4. How are export controlled Items identified in the procurement process?

Step 1: PIs, lab managers and procurement personnel teams should be alert to whether the vendor (or licensor – in the case of leased instruments or licensed software) has disclosed in the procurement or sales documentation whether the item is ITAR or EAR-classified. In some cases, vendors affirmatively notify the buyer of export control classification (whether it is an EAR ECCN or an ITAR USML Category Number), by incorporating the information on the following types of documentation:

  • In quotation documentation or on the Purchase Order or analogous purchase documentation (Master Purchase Agreement)
  • On the commercial invoice that accompanies the item
  • On a product specification web page
  • On a Certification issued by the vendor (requiring FIU to acknowledge in writing the export controlled status of the item)
  • On an electronic notification form or letter
  • On the soft copy of an operational manual
  • Software license (or related Terms/Conditions)

Step 2: In the event that there is no ITAR or EAR notification, and with respect to the types of types referenced above, purchasing personnel should request the vendor or licensor to confirm whether or not the item is export controlled. In order to present this inquiry systematically, purchasers can inquire verbally or through email: “Is this item export-controlled under the ITAR USML or EAR CCL? If YES please indicate which USML Category or ECCN classification is applicable. If NO, please indicate.” Supplier responses to verbal inquiries should be documented by email.
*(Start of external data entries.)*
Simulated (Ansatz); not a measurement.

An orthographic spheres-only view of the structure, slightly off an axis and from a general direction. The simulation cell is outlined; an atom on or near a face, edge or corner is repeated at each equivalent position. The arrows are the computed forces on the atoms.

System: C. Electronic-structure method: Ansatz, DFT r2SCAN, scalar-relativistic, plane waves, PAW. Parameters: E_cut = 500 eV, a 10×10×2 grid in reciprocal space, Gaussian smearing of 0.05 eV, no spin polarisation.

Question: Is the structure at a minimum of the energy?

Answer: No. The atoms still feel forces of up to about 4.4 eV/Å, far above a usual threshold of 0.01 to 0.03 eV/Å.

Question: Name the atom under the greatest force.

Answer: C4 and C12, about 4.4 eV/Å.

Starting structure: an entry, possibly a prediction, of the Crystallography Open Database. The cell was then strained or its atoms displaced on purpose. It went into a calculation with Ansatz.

5. What steps should be taken if an ITAR item is identified?

  • When the Supplier indicates that an items is ITAR-controlled, immediately contact the Office of University Compliance and Integrity – Export Control (hereinafter referenced as “Export Control”) so that proactive measures can be taken; this may include a discussion about whether it may be beneficial to identify a non-ITAR controlled item that can essentially serve the same purpose and which would no trigger foreign national access restrictions or, if not, what safeguards (Technology Control Plan) is appropriate for compliance purposes.
  • If, as of this Guidance, an ITAR item has already been purchased but has not yet been received into inventory, please contact Export Control immediately so that appropriate security measures can be implemented.

6. What steps should be taken if an EAR item is identified?

When the supplier indicates that an item is EAR controlled (with an ECCN other than EAR99), and there is accompanying technical data (e.g. installation, repair, maintenance information) that the supplier identifies export controlled; or there is software identified as export controlled, immediately contact Export Control which will assist in the appropriate management of such item and data.

7. What happens when we are designing an item and are transferring “build-to-spec” data to an international Supplier that will ultimately lead to the import of the finished item?

If the item being built abroad based on the transferred data might (or definitively meets) the criteria of having a specialized scientific research purpose (see Sections 4.1 and 4.2 above), contact Export Control prior to transferring such data Export Control will conduct a quick review to confirm whether export authorization is required.